The principle that “development, security and human rights are interconnected and mutually reinforcing,” as indicated in the Millennium Declaration and reiterated in the draft political declaration scheduled to be adopted at the conclusion of the High-level Meeting, is central to the Italian approach to African development issues. It is also the founding vision of NEPAD.
In proposing the adoption of a Plan of Action for Africa at the Genoa G-8, later approved at Kananaskis, Italy sought to respond to the need to identify, in this broad and complex field, the priority actions for the achievement of the goal of an Africa free of conflicts, hunger and oppression. We thus understand fully well the African demand that this meeting not be yet another UN ritual exercise, destined to have no impact on reality, but that it instead mark a gear shift, sanctioning a collective commitment to targeted action on priority goals.
We will of course convey this sense of urgency also to the G-8, through our incoming Presidency of the Group. The visions and perceptions of the African leaders that emerge from this meeting will be an important legacy in view of an updating of the G-8 African Action Plan, which we wish to keep firmly anchored to the principle of African ownership. We are ready to build on your inputs.
We have taken note of the strong demand for enhanced flows of resources, although let us not forget that ODA is not the only response to Africa`s special needs. We believe that improving the quality of assistance should also be a key priority. As governance in Africa continues to advance at national and local level, assistance should become more predictable in time and less bound to conditions. This also means greater harmonization between donors to avoid useless duplication of projects and greater respect for priorities, procedures, and systems of local Governments. At the high-level forum of Accra, two weeks ago, I realized how widely these concerns are shared. After the Rome, Paris and Accra declarations, at the Doha Conference next November, we will need to make a new leap forward, defining the framework of future commitments.
The achievement of the goal of a conflict-free Africa proclaimed by the Heads of State and Government of the African Union is one of the strategic goals on which proper modalities and instruments of implementation will have to be identified, on the basis of shared priorities. Also in this area, the common denominator of the Italian contribution is, and will be, the promotion of African ownership in the maintenance of peace and security on the continent.
In advancing this priority, we should aim to a balanced strengthening of African institutional capacity in the areas of early warning, preventive diplomacy, peace keeping, peace building and post-conflict recovery and reconstruction. The implementation of the 10-year Capacity Building Plan of the African Union must be the fulcrum of a synergetic action between the UN, regional organizations such as the European Union, and Member States. This is, indeed, the philosophy behind the Italian-African Peace Facility, approved in 2006 with an initial allocation of 40 million euros.

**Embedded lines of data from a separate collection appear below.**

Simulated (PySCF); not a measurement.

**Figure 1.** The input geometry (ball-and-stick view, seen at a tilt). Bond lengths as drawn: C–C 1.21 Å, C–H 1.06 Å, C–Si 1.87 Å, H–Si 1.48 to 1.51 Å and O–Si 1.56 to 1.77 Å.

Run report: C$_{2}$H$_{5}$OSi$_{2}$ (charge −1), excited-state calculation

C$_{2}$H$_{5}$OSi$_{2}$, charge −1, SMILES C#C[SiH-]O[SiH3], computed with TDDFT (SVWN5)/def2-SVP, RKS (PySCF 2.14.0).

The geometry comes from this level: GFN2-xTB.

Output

This type of structural action must be supplemented by a political action, especially at the UN. The ownership of the African regional and sub-regional organizations on the ground should be reflected in their ownership of the decision-making processes taken in New York. Our action in the Security Council is constantly inspired by this vision, for the purpose of intensifying and structuring cooperation between the Council and the main regional stakeholders in the management of crises on the continent. The joint meeting of 8 April 2008 between the UN Security Council and the AU Peace and Security Council was a historic step in this process to which we were happy to contribute.
The sustainability of the goal of a stable and secure Africa will depend, nevertheless, on our ability to tackle the root causes of instability. The fight against extreme poverty, youth unemployment, and environment degradation in Africa are our collective interest. This makes it essential for each member of the international community to contribute to the greatest extent possible and according to its own capability and sense of responsibility. We are strong supporters of effective multilateralism as a tool to mobilize a uniform commitment in which everyone should feel involved.